The album’s best and most original moments arrive with Rateliff’s incisive lyricism. “Something Ain’t Right” begins with driving Beatles-esque piano as he sings, “Gotta dig a lotta holes to get into something deep.” Later in the song, he seems to comment on his newfound fame, offering, “Part of me feels I’ve arrived, but sometimes it don’t align.”
“Love Me Til I’m Gone” seems to have begun with the suggestion, “Let’s write something that feels like an old Van Morrison song off Moondance, or whatever.” The song’s electric piano and jazzy horn section percolate under Rateliff’s lounge-y vocal performance. During the song’s emotional conclusion, he pushes his voice into a gravelly howl, doubling the horn lines in a fairly obvious nod to Van Morrison.
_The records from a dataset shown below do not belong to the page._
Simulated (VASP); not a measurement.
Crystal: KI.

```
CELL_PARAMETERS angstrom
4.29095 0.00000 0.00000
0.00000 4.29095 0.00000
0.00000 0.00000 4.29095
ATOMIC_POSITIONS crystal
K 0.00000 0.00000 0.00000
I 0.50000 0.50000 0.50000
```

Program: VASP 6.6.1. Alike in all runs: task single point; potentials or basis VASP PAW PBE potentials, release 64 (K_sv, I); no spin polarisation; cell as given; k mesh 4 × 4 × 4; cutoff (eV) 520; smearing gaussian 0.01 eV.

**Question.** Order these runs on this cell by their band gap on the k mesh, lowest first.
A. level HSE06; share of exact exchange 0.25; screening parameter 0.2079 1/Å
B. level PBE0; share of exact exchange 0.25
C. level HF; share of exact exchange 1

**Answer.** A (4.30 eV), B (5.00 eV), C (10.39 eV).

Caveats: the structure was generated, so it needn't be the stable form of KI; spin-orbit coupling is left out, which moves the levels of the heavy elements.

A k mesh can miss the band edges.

The AM radio vibes of “What If I” feel like a nod to Elton John’s pop piano sensibilities. “Baby I Got Your Number” features sparse and jazzy nylon-stringed acoustic guitar a little reminiscent of “The Girl From Ipanema,” with a patina of urban hipster swagger. “So Put Out” sounds almost like an alternate take from the earlier track “Survivor,” with overdriven guitar stabs and thick horn lines also recalling artists like Dr. John and Swamp Dogg.
The Future closes with an obvious love letter to classic Motown with “Love Don’t.” Thumpy bass guitar anchors the nostalgic groove as Rateliff sings, “Love don’t treat you like that/ Babe, I’m letting you know.” The song grows in intensity until he has a Joe-Cocker-style vocal conniption fit/embolism as the band vamps over the song’s basic chord progression.
Nathaniel Rateliff’s meteoric rise over the past six years, from endless touring in a van and playing small shows, to performing on “Saturday Night Live” and opening for The Rolling Stones, has been at least partially fueled by the tragedies and challenges the 43-year-old had to face in his life. The Future is unique in Rateliff’s catalog because the album doesn’t smolder and ache with catharsis. Instead, it feels like a party where there’s something to celebrate.